This research paper presents a general technique for implementing a highly available service in a distributed computer system. The technique works even when processors fail by stopping, the network partitions, or messages are lost, duplicated, or delivered out of order. Originally developed to detect orphans in the Argus system, the technique may be applied to any service in which updates enjoy idempotence and commutativity and in which queries can use old information. At the cost of additional delay, however, clients can use timestamps to order their updates or to obtain the most recent information.
In essence, the service comprises a small number of replicas in the network, and a client communicates with just one replica. Every replica maintains a state and a timestamp of the state. To obtain the most recent state, the replicas communicate with each other via gossip messages either in background or when necessary to process a query. The service uses multipart timestamps, with one part for each replica. Upon receiving a query, a replica compares its timestamp to the timestamp in the query to determine whether it has the needed information.

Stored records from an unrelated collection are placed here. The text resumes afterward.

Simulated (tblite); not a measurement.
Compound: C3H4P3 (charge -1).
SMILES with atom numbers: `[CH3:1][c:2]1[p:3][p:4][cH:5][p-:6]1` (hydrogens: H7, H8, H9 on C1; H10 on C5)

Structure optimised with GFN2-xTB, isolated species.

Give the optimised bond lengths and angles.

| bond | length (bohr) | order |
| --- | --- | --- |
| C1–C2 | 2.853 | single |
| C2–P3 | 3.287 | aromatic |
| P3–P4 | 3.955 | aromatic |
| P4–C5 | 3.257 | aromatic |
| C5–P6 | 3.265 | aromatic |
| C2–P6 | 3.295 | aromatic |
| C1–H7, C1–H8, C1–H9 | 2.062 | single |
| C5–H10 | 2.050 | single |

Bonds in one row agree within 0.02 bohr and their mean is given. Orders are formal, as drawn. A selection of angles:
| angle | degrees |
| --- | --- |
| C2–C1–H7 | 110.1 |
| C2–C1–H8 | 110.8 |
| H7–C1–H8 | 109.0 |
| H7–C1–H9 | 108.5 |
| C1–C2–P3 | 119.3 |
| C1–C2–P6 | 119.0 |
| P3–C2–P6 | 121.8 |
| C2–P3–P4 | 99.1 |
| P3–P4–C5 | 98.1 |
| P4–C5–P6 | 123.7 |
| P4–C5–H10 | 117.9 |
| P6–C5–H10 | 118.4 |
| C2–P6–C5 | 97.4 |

The exposition is superb. In particular, the authors present their algorithm through a sequence of increasingly more efficient versions, with a clear motivation for each new idea. The authors state their assumptions explicitly, include small examples, and provide forward references to later parts of the paper when appropriate. A lucid, rigorous proof of correctness appears in the appendix.
Compared with voting, the new technique appears to be more efficient when crashes and partitions are rare, as operations require locking at only one replica. Voting handles more general services with operations that do not enjoy idempotence and commutativity, however. A definitive assessment of the performance of the new technique would require either extensive simulations or implementation on an actual distributed system.